As a Turk, I'm actually happy that we were told that we can't join at all due to the referendum results. Not for me, I see myself similar to the friend you talked about, with a western culture, wanting to get off but failing, but for Europe. Allowing the 51% to roam around Europe would seriously damage the level of culture and freedom you have reached.
Let me see if I can follow the logic.

There are people in turkey that are more western.

These people would leave turkey if possible, but they can't.

This is making turkey less western?

Wouldn't that have the opposite effect? The west is generally responsible for the brain drain in less successful countries. Throwing borders up will keep those people who share our views in those countries. It's a fair bet that those people will be the force for good change in their governments more likely within their country than outside it.

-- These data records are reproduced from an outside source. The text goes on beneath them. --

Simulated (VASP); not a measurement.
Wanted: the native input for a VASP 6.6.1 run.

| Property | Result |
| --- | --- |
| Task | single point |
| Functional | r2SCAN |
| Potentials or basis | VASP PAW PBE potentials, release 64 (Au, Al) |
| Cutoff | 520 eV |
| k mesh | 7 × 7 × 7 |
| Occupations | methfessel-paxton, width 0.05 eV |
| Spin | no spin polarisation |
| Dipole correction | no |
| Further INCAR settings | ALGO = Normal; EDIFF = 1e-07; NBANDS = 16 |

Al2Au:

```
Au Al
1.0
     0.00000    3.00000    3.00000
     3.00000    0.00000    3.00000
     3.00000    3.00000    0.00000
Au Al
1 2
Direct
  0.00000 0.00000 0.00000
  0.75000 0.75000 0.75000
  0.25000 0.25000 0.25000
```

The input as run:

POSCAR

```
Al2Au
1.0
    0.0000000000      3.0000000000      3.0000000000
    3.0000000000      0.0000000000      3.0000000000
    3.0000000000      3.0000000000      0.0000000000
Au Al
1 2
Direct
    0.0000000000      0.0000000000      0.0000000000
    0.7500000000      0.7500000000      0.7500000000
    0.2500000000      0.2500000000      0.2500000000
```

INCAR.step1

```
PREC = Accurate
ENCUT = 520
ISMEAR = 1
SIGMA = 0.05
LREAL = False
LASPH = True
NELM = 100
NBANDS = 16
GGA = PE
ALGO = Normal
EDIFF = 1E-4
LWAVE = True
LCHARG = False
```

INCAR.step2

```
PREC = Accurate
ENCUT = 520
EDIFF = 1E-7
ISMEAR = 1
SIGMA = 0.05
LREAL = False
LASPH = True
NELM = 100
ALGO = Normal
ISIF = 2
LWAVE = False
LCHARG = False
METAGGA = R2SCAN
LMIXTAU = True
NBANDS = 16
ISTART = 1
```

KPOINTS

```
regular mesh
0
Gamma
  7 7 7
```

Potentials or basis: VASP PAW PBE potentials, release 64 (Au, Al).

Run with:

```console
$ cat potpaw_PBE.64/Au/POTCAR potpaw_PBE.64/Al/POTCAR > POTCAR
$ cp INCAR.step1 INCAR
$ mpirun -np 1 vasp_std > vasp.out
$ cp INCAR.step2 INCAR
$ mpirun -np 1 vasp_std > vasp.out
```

There is a 49% in Turkey, and then there is 51%.

51 won and this happened.

We need to introduce some sort of minority action in democracy. The smaller pluralities should not be powerless against the majority...

The problem there I suppose would be neutral arbitration. sigh

Most countries tend to have or quickly get rules to make constitutional changes hard to pass. E.g. requiring 2/3 majority or even multiple votes across multiple parliaments, or the like. Couple that with constitutions that limit the governments power, and you get some reasonable degree of protection of minorities.

The ability to enact drastic change with a minimal majority like in Turkey (or the UK...) is terribly dangerous.

That's a great thought - I believe this is how democracy in the US used to work with more magnanimity and cooperation. Maybe I'm romanticizing, but I will think on how I can do my part to bring it to fruition.
Or something like proportional representation, maybe?
Proportional representation makes no difference for a straight yes/no vote.
51% won, but the vote rigging is staggering.